First I'll describe the Anakin/Rey-style single blade hilt, and then I'll describe the differences for the Kylo Ren crossguard-style hilt.
The main part of the hilt is made from a combination of a 1.25" pop-up drain and a 1.5" drain extension tube with a slip connector, which are attached to each other with o-rings and 1/4" bolts (so they can stand up to some punishment). The cool thing about the 1.25" pop-up drain is that a 1.25" PVC pipe will fit snugly inside of it, and in turn, the 1" polycarbonate tube for the blade will fit snugly inside of the 1.25" PVC pipe, making it easy to connect the blade to the hilt.
For the Kylo-style crossgaurd, you just use a 3/4" PVC cross connector instead of the 1.25" PVC pipe. The 3/4" PVC cross connector has basically the same dimensions as 1.25" PVC pipe (1" I.D.), so the polycarbonate tube fits nicely in it, and you can add two small pieces of the polycarbonate tube to complete the crossgaurd.
In both saber hilts, the drain and extension tube are held together by 1" O-rings around the drain pipe (which provide a tight fit when it is inserted into the extension tube) and 1/4" bolts.
Now that you have an idea how it goes together, here is what to do:
(a) Remove the drain plug from the pop-up drain.

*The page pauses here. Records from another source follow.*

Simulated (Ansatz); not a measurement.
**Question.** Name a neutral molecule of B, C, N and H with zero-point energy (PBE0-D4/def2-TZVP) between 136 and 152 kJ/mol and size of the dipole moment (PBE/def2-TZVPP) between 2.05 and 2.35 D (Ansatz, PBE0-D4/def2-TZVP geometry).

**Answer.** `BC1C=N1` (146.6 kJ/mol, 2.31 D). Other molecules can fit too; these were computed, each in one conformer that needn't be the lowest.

(b) Cut down the drain pipe so it only extends into the extension tube by about 1.5" (otherwise, the drain pipe extends into the extension so far that the 4A battery holder doesn't fit inside of it). Use a miter saw, or a hack saw to cut it down.
(c) Use a 1/4"-20 tapping drill bit to drill threaded holes through the extension tube and drain pipe. Drill a hole and matching hole on opposite sides of the hilt.
(d) Drill a 5/8" hole in the hilt for the LED push button. This hole should be drilled above and centered between the holes for the 1/4" screws (I used a foerstner bit for this)
(e) Remove the slip ring from the extension tube and use it to mark its inner diameter on a piece of scrap acrylic or wood. Use a jig saw to cut this circle out of the acrylic/wood, and put it in the slip ring. This makes an end cap that will provide easy access to remove the battery holder and change batteries.
(a) Cut the polycarbonate tube to the length you want the blade plus a couple inches (since it will extend into hilt hiding a couple inches).
(b - Anakin/Rey): Cut a 3" length of 1.25" PVC pipe. Optionally, use a miter saw to an angle at one end (to mimic the look of the Skywalker saber).
(b - Kylo): cut small 1-2" sections of 1.25" PVC pipe and epoxy them to opposite sides of the 3/4" PVC cross connector. Optionally cut these sections at angles with a miter saw before gluing them. (These mimic the side exhaust vents for Kylo's unstable blade.)
(c) Use spray paint to paint the white PVC pipe pieces black (or a metallic color).
(d) Insert the polycarbonate tube into the 1.25" pvc pipe (or 3/4" cross connector) and use super glue and/or two-part epoxy to attach it.
(NOTE: you might want to wait until after you've done the electronics and tested with the LED strips, before inserting the LED strips into the blade. I'll describe it here, but you can just come back and do the following steps after testing that the LEDs work properly.)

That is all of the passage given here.